Monday, July 24, 2017

Based on the Pension Benefit Guaranty Corporation’s (PBGC’s) statutory authority to seek involuntary termination of a pension plan when it determines that the possible long-run loss to the PBGC may reasonably be expected to increase unreasonably if the pension plan is not terminated, the PBGC initiated its Early Warning Program (EWP) in 1993.

Under the EWP, the PBGC has focused on corporate transactions involving financially troubled companies, as well as companies with substantially underfunded pension plans. Informally, the PBGC has said that it monitors transactions by companies that are members of controlled groups with pension plans that in the aggregate (1) are underfunded by $50 million or more or (2) have 5,000 or more participants.

A 2000 Technical Update cites the following as examples of transactions that may attract PBGC interest:

  • Controlled group breakup, including the sale of a subsidiary

  • Transfer of significantly underfunded pension liabilities with the sale of a business

  • Leveraged buyout

  • Major divestiture by an employer that retains significantly underfunded pension liabilities

  • Payment of extraordinary dividends

  • Substitution of secured debt for a significant amount of unsecured debt

In recent years, the PBGC has targeted as many as 100 such transactions per year. When so doing, the PBGC typically will solicit a great deal of detailed information from the involved company about the transaction and the controlled group’s current and projected financial circumstances. Unless that information is very reassuring to the PBGC, it will generally try to extract concessions from the subject company that will limit the PBGC’s potential exposure in the event of a plan termination—such as additional cash pension contributions, letters of credit, security interests in controlled group assets, and guarantees by financially stronger companies leaving the controlled group.

Needless to say, the PBGC’s involvement in a transaction can be a considerable distraction. As such, the EWP update posted on the PBGC website in December 2016 attracted quite a bit of attention. That posting added the following to the 2000 Technical Update’s list of transactions targeted by the EWP:

  • Significant credit deterioration

  • Downward trend in cash flow or other financial factors

This strongly suggested that the PBGC would no longer even need a transaction in order to impose itself on a plan sponsor and its controlled group.

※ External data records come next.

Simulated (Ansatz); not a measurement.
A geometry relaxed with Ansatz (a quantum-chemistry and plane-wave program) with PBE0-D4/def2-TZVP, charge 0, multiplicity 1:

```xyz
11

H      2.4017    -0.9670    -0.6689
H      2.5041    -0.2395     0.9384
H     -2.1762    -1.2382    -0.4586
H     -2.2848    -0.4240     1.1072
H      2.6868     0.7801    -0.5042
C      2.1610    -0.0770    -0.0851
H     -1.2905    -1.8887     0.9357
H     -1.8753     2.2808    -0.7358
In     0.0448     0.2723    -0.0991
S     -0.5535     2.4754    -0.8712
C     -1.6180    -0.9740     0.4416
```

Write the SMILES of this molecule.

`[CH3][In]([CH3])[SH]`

The reaction by the plan sponsor community, including a strong letter from the American Benefits Council, was spirited. The PBGC apparently heeded that reaction; it posted FAQs on its website in May assuring plan sponsors that EWP review would not be triggered absent a transaction. A mere change in a plan sponsor’s credit quality, for example, would not be sufficient. The PBGC also confirmed that its screening criteria ($50 million or more underfunding, or 5,000 or more participants—each on an aggregate controlled group basis) had not changed.

Given this recent guidance, the PBGC and its EWP, it seems, will be no more intrusive or distracting for companies than it has been for the past nearly 25 years.